The contributions to various groups — which totaled about $1 million during his eight years in office — were Dernoga’s way of getting developers to help improve the communities where they did business, he said.
But his behavior has been criticized and prompted Maryland legislators to pass an ethics bill that would ban Prince George’s council members from asking anyone who is seeking legislation or approvals to provide anything of monetary value.
“In order to clean up our reputation, we have to be proactive,” said Sen. Douglas J.J. Peters (D-Prince George’s), a former County Council member, who sponsored the bill. “Even if in your heart you think you are helping the community, there can’t be a nexus between project approval and delivering a financial benefit to a group.”

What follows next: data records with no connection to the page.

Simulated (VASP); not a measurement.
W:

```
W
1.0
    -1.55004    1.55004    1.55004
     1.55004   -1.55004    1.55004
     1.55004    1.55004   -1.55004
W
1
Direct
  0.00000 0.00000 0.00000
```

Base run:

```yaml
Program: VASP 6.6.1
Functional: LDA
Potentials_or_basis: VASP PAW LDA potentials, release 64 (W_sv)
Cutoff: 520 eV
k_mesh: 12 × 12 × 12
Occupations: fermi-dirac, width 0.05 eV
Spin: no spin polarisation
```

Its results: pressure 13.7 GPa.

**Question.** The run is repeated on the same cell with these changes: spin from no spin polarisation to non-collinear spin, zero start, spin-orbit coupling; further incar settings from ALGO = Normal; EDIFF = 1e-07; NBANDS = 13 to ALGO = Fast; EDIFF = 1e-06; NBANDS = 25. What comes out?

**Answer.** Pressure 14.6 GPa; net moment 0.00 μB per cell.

The ethics legislation, which was signed into law April 12, also bans county-issued credit cards for council members and prohibits elected officials from soliciting builders to hire someone who is connected to the officials. The measure comes as federal authorities continue a corruption and bribery investigation in the county.
Some representatives for developers, who spoke on the condition of anonymity because they have projects pending in the county or plan to do more business there, said they think it is inappropriate to be asked for money while seeking approval on a project.
The solicitations came in private, and if the developers raised questions, their projects were delayed, they said.
“It seemed like by not playing the game, we were suffering,” said a representative for one developer.
An attorney for other developers said his clients often felt pressured.
Dernoga, who left office in November, said he never held up a project because a developer had declined his requests for a donation.
“If you don’t want to contribute, I’m not going to hold it against your project,” he said. “I’ll treat your project fairly. But don’t come look to me for favors.”
He continued: “Most of the people want a favor. They want more density. They want more parking. They all want something. They seem to think they are entitled. You say you want the county to do you a favor that might be good for the county, but it is also going to make you a lot of money. But are you willing to support local needs?”
He said he never crossed any ethical or legal boundaries and never used the money for himself. But as rumors swirl about Dernoga’s interaction with developers and about whether he is a target of the federal probe, he said he has replayed the discussions in his mind. “I always phrased the question: ‘Would you consider?’ ” he said.
As a result, he said, he keeps coming back to the same conclusion: The only reason there are any complaints is because “developers are not used to contributing to the public good.”